Colten Brewer’s Injury Latest in Series of Misfortunes During Trash Season

Leave it to a guy named Brewer to do something so dumb you’d think he was drunk. After being pulled from Saturday’s fiasco, Colten Brewer fractured his left hand when he punched the dugout wall in frustration. Whether it was simply giving up three runs on two hits and as many walks while retiring just two of the eight batters he faced in the process or the combined weight of the team’s suckitude, Brewer was all of us in that moment. Of course, he may have also cost himself a job.

The Cubs aren’t typically quick to put players on the standard IL, so placing Brewer immediately on the 60-day IL seems to indicate his time with the organization may only last another two months. Unless they’re in such dire straights when he’s eligible to come off, the Cubs could just DFA Brewer rather than parting with someone who didn’t injure themselves stupidly. Come to think of it, breaking his hand might have been a really good idea because at least he gets to keep collecting service time and an MLB paycheck.

Whatever happens with Brewer one way or the other, the Cubs should be playing out the string on a lost season after Jed Hoyer sells off what he can. Between bad luck and dumb choices, the pitching staff has been decimated by injuries and the offense isn’t nearly strong enough as a unit to overcome that adversity. Hell, it wouldn’t matter if everyone stayed healthy and they had multiple Cy Young contenders in the rotation.

All you can do at this point is throw up your hands — preferably not near a wall — and laugh about it. Just as cathartic as crying or yelling and won’t make anyone around you question your sanity. Except, yeah, they’re already doing that if you actively choose to watch the Cubs this year.

Brewer was only in the game so early because Kyle Hendricks departed after just two innings due to low back tightness that first popped up a day earlier. Definitely a good idea for a guy with no margin for error to go out there feeling like he did.
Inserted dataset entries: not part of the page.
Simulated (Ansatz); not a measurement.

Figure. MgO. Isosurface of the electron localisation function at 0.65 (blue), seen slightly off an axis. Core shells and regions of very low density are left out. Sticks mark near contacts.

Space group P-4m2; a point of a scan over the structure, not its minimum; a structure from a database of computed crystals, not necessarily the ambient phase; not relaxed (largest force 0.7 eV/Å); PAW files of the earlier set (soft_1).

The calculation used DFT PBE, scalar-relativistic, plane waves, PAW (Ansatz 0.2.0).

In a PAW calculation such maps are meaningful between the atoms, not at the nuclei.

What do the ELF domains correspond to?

“It’s just a random thing,” Hendricks told Sahadev Sharma and other reporters after the game. “It just sucks with the timing. I’ve had it probably four, five times in my life. It was a spasm (Friday) where it just locks up my low back and it’s super tight. I thought 24 hours, get on it with heat and everything and it’d get better. Woke up this morning still super tight.”

The Professor went on to say he thinks the issue will clear up in two or three days, keeping him on track to pitch in St. Louis next weekend. Not that the Cubs have many other choices, with Ben Brown and Jordan Wicks still on the shelf until after the All-Star break. They may get good news on Javier Assad, whose forearm extensor strain was mild enough that he may be activated to face the Cardinals, though next Saturday’s doubleheader presents a bigger issue.

Even if Assad is still stretched out enough to handle his normal workload, we’re talking about a guy who hasn’t completed six innings since May 15. That lack of efficiency isn’t ideal when trying to cover 18 innings in a day, particularly with Hendricks’ status up in the air and a bullpen that hasn’t exactly been steady this season. Craig Counsell is going to need to pull all the right levers if he doesn’t get another complete game or two over the next few games.

Regardless of what happens, I keep coming back to the notion that this Cubs team isn’t very fun to watch. And I don’t just mean their poor play, it’s that there doesn’t seem to be much personality to them. I’ve seen plenty of bad teams that still possessed the kind of joie de vivre that made you want to follow every game. That’s typically because young players were coming up and you could watch them grow and learn in real time.

The Cubs, on the other hand, are leaning on Mets castoff Tomás Nido behind the plate as Miguel Amaya gets extended time off to work with coaches on his hitting. Once viewed as the franchise’s catcher of the future, Amaya is slashing .186/.249/.256 with a 46 wRC+ (54% worse than average) and -0.5 fWAR so far. His .070 ISO is tied with Cavan Biggio for 301st out of 317 MLB players with at least 150 plate appearances this season.

Players with even lower measures of raw power include Luis Arraez (.069), Sal Frelick (.066), Javier Báez (.065), and Tim Anderson (.013, worst in baseball).

Compounding matters is the fact that Amaya is out of minor league options and can’t just be sent down to get everyday reps against a lower level of competition. Were it not for that and the need to create a 40-man spot, I’d be clamoring for the Cubs to promote Moises Ballesteros. The 20-year-old backstop is still pretty rough around the edges as a catcher, but he’s raking at Triple-A since being promoted last month and would at least provide a little energy.

Same goes for Mo Baller’s Futures Game teammates, Owen Caissie and Matt Shaw. Even with the same 40-man issues at play, you can’t tell me one or both of those players couldn’t provide more than what the Cubs are currently getting. I’m a big Christopher Morel fan, but dude is literally the worst defensive player in MLB based on outs above average (-11) and he’s tied for third-worst in defensive runs saved (-8). Even with his power making up for some of that and boosting his wRC+ to 93, Morel is at -0.1 fWAR overall.

The counter-argument here is that a) the Cubs may not actually want to get better at this point because that just means lower chances at a higher draft pick, and b) there’s not much reason to bring prospects up to potential fail with no safety net. This team doesn’t have the kind of star players to provide protection for young guys, which is kind of ironic because the roster is populated by exactly the kind of complementary players we were clamoring for post-title.

Ed. note: Credit for that last notion goes to someone who tweeted at me recently, I just didn’t go back to look it up.

Oh wow, I’m more than a thousand words deep now and first pitch is less than two hours away. Anyway, the Cubs are a poorly constructed team that has been riddled with injuries and now has all manner of procedural issues in the way of making meaningful improvements prior to the offseason. Acceptance of that fact may make the next several weeks much easier to tolerate.